Magnetic Testing of Pressed Powder Sheets Material
Background:
A manufacturing client approached us with a pressed powder sheet material that required detailed magnetic testing before it could be finalized for application use. The material had been produced through a compaction process and was structurally different from conventional laminated electrical steel. Because of its powder-based composition, the client wanted a clear understanding of how it would behave magnetically—particularly in terms of permeability and saturation performance.

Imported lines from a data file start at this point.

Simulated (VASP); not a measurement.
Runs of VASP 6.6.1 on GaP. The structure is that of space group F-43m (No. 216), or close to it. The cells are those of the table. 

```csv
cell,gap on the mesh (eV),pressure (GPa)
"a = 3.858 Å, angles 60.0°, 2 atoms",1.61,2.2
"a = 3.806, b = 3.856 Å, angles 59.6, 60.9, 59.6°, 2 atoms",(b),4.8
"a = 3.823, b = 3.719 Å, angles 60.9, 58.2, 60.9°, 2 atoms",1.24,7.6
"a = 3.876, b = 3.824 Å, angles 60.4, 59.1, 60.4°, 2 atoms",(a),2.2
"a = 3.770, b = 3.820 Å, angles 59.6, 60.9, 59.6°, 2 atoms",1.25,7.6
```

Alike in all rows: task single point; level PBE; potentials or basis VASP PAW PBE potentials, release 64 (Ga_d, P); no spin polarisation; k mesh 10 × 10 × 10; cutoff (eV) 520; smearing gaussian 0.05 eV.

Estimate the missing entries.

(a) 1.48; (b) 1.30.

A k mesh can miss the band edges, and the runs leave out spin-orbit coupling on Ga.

At first glance, the testing requirement appeared straightforward. However, once we examined the material, it became clear that standard testing procedures could not be applied directly. The sheet was mechanically fragile, and conventional machine winding used in toroidal magnetic testing posed a real risk of cracking or distorting the sample. Any structural damage would affect the accuracy of the magnetic testing results. To ensure reliable results without compromising sample integrity, we adopted a controlled and customized testing methodology.
Testing Approach:
1.Toroid Magnetic Testing
We first prepared a toroidal (ring-shaped) sample from the pressed sheet to perform closed magnetic path testing. Toroidal magnetic testing was selected because it enables accurate permeability measurement by eliminating air-gap effects and ensuring uniform magnetic flux distribution.
Given the delicate nature of the specimen, primary and secondary copper coils were wound manually instead of using conventional machine winding. This precaution minimized mechanical stress on the material. Using this setup, a magnetic field of approximately 500 A/cm was generated to evaluate
permeability behavior and observe the initial magnetization response under controlled excitation.
2.High-Field Electromagnet Testing
While permeability testing under moderate field conditions was important, it was equally necessary to understand the material’s behavior at higher magnetic
intensities. For this purpose, a second sample in button form was prepared and
tested in an electromagnet setup.
This configuration enabled high-field magnetic testing up to approximately 3000
A/cm. Through this method, we studied magnetization progression and
determined the material’s saturation characteristics under elevated excitation
levels.
Toroidal and high-field testing together provided a complete understanding of the material’s magnetic behavior,
showing stable permeability and controlled saturation without structural damage. The carefully executed 20-day
testing program delivered accurate data, enabling confident validation of the material for its intended
electromagnetic application.